Implications on Singapore from G7 Agreement on Global Minimum Corporate Tax Rate05 Jul 2021
Parliamentary Question by Ms Foo Mee Har:
To ask the Minister for Finance (a) how will Singapore be impacted by the landmark agreement amongst G7 nations to reform the global tax system and impose a minimum global corporate tax rate of 15%; and (b) what are the plans to mitigate adverse impact to Singapore's corporate income tax revenue.
Parliamentary Question by Ms Jessica Tan Soon Neo:
To ask the Minister for Finance (a) what are the implications of the G7 agreement on a global minimum corporate tax for Singapore; (b) whether Singapore’s status as a tech hub will be affected; and (c) how will the tax affect multinational corporations that currently operate in Singapore.
Parliamentary Question by Ms Mariam Jaafar:
To ask the Minister for Finance (a) what is the number of MNCs that currently pay less than the global minimum corporate tax rate of 15% proposed by G7; and (b) given that MNCs receive tax incentives for undertaking activities that benefit Singapore in the long run such as developing new sectors or building capabilities, whether such special tax schemes will be permissible under the proposed changes; and (c) what other levers must the Government strengthen.
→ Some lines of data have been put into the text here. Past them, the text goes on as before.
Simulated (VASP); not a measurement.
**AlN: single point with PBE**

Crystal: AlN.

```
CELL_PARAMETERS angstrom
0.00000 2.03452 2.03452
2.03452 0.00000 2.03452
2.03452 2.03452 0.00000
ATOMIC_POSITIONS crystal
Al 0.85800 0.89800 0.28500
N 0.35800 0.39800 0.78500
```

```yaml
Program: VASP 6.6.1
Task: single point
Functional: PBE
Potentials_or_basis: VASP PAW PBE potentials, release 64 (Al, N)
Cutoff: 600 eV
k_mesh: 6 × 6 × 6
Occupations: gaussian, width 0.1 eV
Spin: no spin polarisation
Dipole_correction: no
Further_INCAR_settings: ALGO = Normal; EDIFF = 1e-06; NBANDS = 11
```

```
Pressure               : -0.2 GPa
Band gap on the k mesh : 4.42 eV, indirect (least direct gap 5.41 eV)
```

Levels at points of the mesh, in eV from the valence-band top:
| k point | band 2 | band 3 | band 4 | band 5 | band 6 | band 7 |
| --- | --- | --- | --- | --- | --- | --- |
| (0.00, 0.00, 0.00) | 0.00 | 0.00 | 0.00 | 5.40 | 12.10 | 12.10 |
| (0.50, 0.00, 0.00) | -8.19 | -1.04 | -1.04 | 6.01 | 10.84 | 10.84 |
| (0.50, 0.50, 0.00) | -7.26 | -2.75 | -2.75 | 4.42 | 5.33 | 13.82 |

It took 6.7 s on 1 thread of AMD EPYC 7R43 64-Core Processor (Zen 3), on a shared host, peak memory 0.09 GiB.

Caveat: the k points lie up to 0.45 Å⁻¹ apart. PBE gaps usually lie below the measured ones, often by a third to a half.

Parliamentary Reply by Minister for Finance, Mr Lawrence Wong:
Since 2016, there have been concerted efforts to strengthen international co-operation in taxation matters, to stamp out harmful practices and to increase the taxes paid by multinational enterprises (MNEs). These efforts were first initiated by the OECD to deal with the issue of Base Erosion and Profit Shifting (or BEPS) by MNEs. To ensure a wider international consensus, the discussions were subsequently broadened to include more than 130 jurisdictions through a platform called the Inclusive Framework (IF) on BEPS.
Singapore has been actively involved in these international discussions as part of the IF. The IF has been discussing two major tax changes.
The first proposal concerns the re-allocation of taxing rights of the largest and most profitable MNEs from where they conduct their substantial activities to where their customers are. This is known as Pillar 1. The current proposal is that Pillar 1 will apply to MNE groups with global revenues above 20 billion euros and profitability above 10%.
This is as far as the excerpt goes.